ACESCG and SRGB Questions - Texture Asset Creation

Hello @jomallord,

here are a few tips :

It is not correct to say that. Working in ACEScg will give you access to wider primaries in your working space, allowing for a better GI overall and more saturated colors.
The highlight and shadow behavior mostly comes from the Output Transform, not from ACEScg.
You have two possibilities when it comes to choosing your working space for your textures :

  1. Keep in Linear - sRGB if your DCC application / render engine can convert on the fly like Maya/Arnold for example.

  2. Convert your color maps to ACEScg prior the rendering phase if your rendering engine has not implemented the IDT, like Redshift for example.

Here is a thread on this topic :

Converting a sRGB texture to ACEScg will make it darker and less saturated since ACEScg has wide primaries and a linear transfer function (versus SRGB primaries with a sRGB transfer function). But you would also have to display it properly (using an ACES ODT). This is why we should be careful with the above statement and should not display ACEScg textures with a simple sRGB nuke viewer. :wink:

If I have understood correctly, you are comparing the sRGB (ACES) ODT versus the sRGB viewer of Nuke. It is completely normal that sRGB (ACES) looks darker since it includes some tonemapping. If I may, I would avoid to use the sRGB viewer of Nuke on CG renders since it does not include any intensity mapping. I think this is well explained in the posts you sent and on my website as well.
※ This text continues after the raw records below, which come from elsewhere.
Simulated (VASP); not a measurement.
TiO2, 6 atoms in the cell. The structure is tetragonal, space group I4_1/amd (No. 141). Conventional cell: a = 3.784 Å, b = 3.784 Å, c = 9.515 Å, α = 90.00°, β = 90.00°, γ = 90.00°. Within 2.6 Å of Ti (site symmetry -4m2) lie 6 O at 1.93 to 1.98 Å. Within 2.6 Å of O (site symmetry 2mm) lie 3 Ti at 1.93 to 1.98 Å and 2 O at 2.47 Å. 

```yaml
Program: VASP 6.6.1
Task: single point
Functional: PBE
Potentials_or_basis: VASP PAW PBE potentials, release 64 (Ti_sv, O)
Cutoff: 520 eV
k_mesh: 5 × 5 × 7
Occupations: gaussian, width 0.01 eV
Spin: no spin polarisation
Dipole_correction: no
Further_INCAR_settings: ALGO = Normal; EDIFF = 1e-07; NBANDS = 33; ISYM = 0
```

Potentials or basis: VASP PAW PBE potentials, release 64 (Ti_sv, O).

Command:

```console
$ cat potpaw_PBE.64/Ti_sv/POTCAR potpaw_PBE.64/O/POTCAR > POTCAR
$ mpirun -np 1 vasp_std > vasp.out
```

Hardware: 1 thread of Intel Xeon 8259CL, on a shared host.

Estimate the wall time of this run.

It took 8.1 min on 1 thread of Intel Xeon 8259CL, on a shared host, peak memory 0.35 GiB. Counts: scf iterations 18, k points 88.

The settings you sent in Nuke are both correct. You have now to make a choice between which workflow you want to use. :wink:

This is a common mistake. You do not need to use the OCIOColorSpace node to convert to ACEScg. The IDT already does that. So you would have a double transform. Hence a very dark texture. The IDT, if set correctly on Utility - sRGB - Texture will convert to your working space, aka ACEScg.

No you don’t need it. We have seen a Youtube video a year ago or so that was claiming it. This is pretty much incorrect as you would be having a double transform.

I have posted a couple of charts for ACEScg albedos if I remember correctly. And your intuition was correct : no need for OCIOColorspace node. If I may, I would avoid using the term OCIO-ACESCG colorspace. They are two different things. OCIO is the “how”, ACES is the “what”. You can just name the colorspace ACEScg or AP1.

No no no ! :wink: Never render you maps/textures using Output - sRGB. This is for final renders only. What you should do is display you textures with sRGB (ACES) ODT to assess properly their range. But never ever write your textures with the ODT in it.

The ACEScg renders do need to go through the sRGB (ACES) Output Transform to be displayed properly on a sRGB monitor. You can also display your textures with sRGB (ACES) ODT to check them. But never write textures using Output - sRGB, you would burn the tonemapping inside the texture.

Honestly it looks fine. :wink: I can see that @MrLixm already gave you some pretty good answers. I hope I am not confusing more with mine. :wink:

You are presuming right. :wink: But I am using flat primary colors here, for a simple cornell box test. Many studios have switched to linear exr textures for all their maps. From the tests we have been doing, it was actually more efficient in terms of memory than tiff or png.

You can write a jpg texture file using Utility- sRGB -Texture to then load it in maya as Utility - sRGB - Texture. Or write an ACEScg exr file to load it in Maya as ACES - ACEScg. Never use Output - sRGB to write a texture.